Again, I find myself side tracked, *sigh* you can expect this a lot when I start talking about coffee. I don’t know why some of my passions lie in coffee, but they do, and I’m gonna roll with it because I love it.. Anywho, working for this coffee shop for the past year I’ve seen a lot of people come through, in front of and behind the counter. There are people with a true love of coffee, people who just want to get a paycheck (hate to break it to you, you’re in the wrong business for this…), some just want something to do, and some just light up like a Christmas Tree when they get going. Working in coffee is a lot of hard work, but it can be so worth it sometimes. I’ve had people ask a simple question about coffee and I’ve explained a long drawn out process only to have them tell me how much they appreciate that I’ve taken the time to give them a better understanding. I’ve given guests recipes to make things at home, and concocted some of my own creations.

I’ve also worked in a bagelry and a big restaurant whilst living here, and the general consensus I’ve come to is that people don’t give a rats ass about what they’re doing. It makes absolutely no sense to me how people can’t put in any sort of effort. Don’t get me wrong, I completely understand that you are just working here for now, I’ve had in-between jobs, and temporary positions. I just don’t get how people can go through life and just skate through without putting in a little heart in it. A little piece of your heart can go a heck of a lot farther than a piece of mind. Just think about it for a little bit.

Now to the recipe:

Orange Hazelnut Cold Brew Coffee

1 Orange
2 cups packed coarse-ground Hazelnut Flavored coffee
2 Quarts filtered water

Zest half of the orange, and add to the hazelnut coffee inside of a coffee filter. Tie the filter shut with a piece of string. Add the water and let it sit at room temperature for 14 hours. Remove the filter with zest and coffee and filter cold brew if necessary. If the coffee is too strong, you can dilute it with more filtered water, but it’ll vary pending your tastes. You can store it in the fridge for up to a week.

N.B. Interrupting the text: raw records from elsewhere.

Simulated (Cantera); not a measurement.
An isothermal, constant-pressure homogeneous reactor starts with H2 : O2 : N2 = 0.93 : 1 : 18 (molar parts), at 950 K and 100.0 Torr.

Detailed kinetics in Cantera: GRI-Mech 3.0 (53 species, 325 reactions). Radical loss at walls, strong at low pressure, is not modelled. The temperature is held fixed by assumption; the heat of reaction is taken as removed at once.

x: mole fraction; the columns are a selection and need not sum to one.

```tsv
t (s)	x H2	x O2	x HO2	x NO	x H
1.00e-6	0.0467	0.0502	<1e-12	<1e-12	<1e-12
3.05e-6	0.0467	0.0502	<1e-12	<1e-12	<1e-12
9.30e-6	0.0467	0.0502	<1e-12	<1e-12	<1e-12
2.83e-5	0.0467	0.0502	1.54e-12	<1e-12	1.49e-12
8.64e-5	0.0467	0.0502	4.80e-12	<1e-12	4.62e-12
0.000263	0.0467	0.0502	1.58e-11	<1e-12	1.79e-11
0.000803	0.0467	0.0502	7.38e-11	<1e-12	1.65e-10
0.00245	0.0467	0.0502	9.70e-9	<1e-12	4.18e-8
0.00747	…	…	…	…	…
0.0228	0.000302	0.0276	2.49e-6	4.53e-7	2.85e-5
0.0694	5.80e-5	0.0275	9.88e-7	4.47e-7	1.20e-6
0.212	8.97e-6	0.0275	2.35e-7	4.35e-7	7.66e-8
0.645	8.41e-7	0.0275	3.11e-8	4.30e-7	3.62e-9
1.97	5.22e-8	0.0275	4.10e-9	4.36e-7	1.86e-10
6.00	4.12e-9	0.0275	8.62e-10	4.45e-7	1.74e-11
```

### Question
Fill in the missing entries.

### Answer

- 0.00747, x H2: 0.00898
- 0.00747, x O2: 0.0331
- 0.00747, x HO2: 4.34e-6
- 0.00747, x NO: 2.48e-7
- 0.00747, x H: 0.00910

I never would have thought to add orange to coffee, but a small little hipster coffee shop added espresso to orange juice once and I was in love. I’m obsessed with cold brew coffee and the next obvious step was infusion. You can add more or less zest to fit your tastes.

100 Days of Meditation Day 4: Weight of the World

I don’t know what happened to Day 3’s post, but I didn’t realize until this afternoon that it wasn’t showing up on the site, so I apologize. It’s up and posted now, and trust me, I did my meditation yesterday. I felt a sort of excitement when it got close to time for me to meditate (I’ve found around 7:30-9 is the best time for me to meditate. J is house sitting for his aunt and uncle for two weeks, so this will be a great kickstart to my practice, it’ll give me two weeks to establish it before I have to really, solidly, address it with him. It’s not that I don’t think he’d be okay with it, I just know he’ll think it’s stupid. I need to find a way to approach it so he understands how much it means to me. I figure if I have 2 weeks under my belt already I may have an enlightening thought or two to help back me up. Speaking of enlightenment…..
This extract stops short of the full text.